2.5 Tensions between Freire and Chambers

Chambers (1983, 1993) is the key figure behind PRA, having written and trained extensively. He has often spoken of the origins of PRA and refers to Paulo Freire's work on dialogue and conscientization as one of the central influences:

"Participatory Rural Appraisal belongs to, draws on, and overlaps with other members of a family of approaches that have been or are participatory in various ways. These include the community development of the 1950s and 1960s, the dialogics and conscientization of Paulo Freire, participatory action research, and the work of activist NGOs." (Chambers 1991)

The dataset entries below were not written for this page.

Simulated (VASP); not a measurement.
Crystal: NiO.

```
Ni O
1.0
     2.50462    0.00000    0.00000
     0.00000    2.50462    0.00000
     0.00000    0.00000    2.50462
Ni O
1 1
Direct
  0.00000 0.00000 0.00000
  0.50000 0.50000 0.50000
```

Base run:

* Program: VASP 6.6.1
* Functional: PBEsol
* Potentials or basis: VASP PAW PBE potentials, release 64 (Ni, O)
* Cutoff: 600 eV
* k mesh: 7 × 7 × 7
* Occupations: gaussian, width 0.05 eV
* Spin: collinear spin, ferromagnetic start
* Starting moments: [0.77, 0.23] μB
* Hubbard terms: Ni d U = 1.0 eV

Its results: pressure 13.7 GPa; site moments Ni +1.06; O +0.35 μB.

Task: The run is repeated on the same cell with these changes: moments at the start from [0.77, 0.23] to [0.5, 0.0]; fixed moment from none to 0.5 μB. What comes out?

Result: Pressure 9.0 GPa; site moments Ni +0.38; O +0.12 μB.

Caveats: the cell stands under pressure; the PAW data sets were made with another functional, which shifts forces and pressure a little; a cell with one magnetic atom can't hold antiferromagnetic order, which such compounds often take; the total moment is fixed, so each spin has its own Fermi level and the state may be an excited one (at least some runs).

Brown (1994) however, argues that there are some serious contradictions between the work of Chambers and Freire. For Chambers "culture" is "a positive social force exemplifying valid beliefs and attitudes already possessed by the peasantry, though blocked by external political controls". Chambers believes in "the capacity of the underclasses to initiate valid social actions on the basis of their existing knowledge and beliefs".

To Freire, in contrast, "culture" is "fundamentally problematic". Underlying Freire's writing are many references to cognitive barriers (in his descriptions of naive/ magical consciousness). Although he blames these on external forces of oppression (rather than blaming people themselves) and regularly refers to the importance of "love" for the people, Freire appears not to trust their existing knowledge and beliefs - seeing them as needing to be transcended. Freire implicitly elevates "rational knowledge" and implies a hierarchy of knowledge systems. This (according to Brown 1994) can "only reinforce whatever ideological biases exist within both the extension agency and the wider society, cutting the intervention off from any capacity to draw upon the positive elements in the claimed dual consciousness of the oppressed."

It is not then just a question of "regenerating Freire" as there may be flaws in his theoretical analysis. REFLECT is rooted in a faith in people's existing knowledge and beliefs as a starting point - and this comes more from Chambers than from Freire.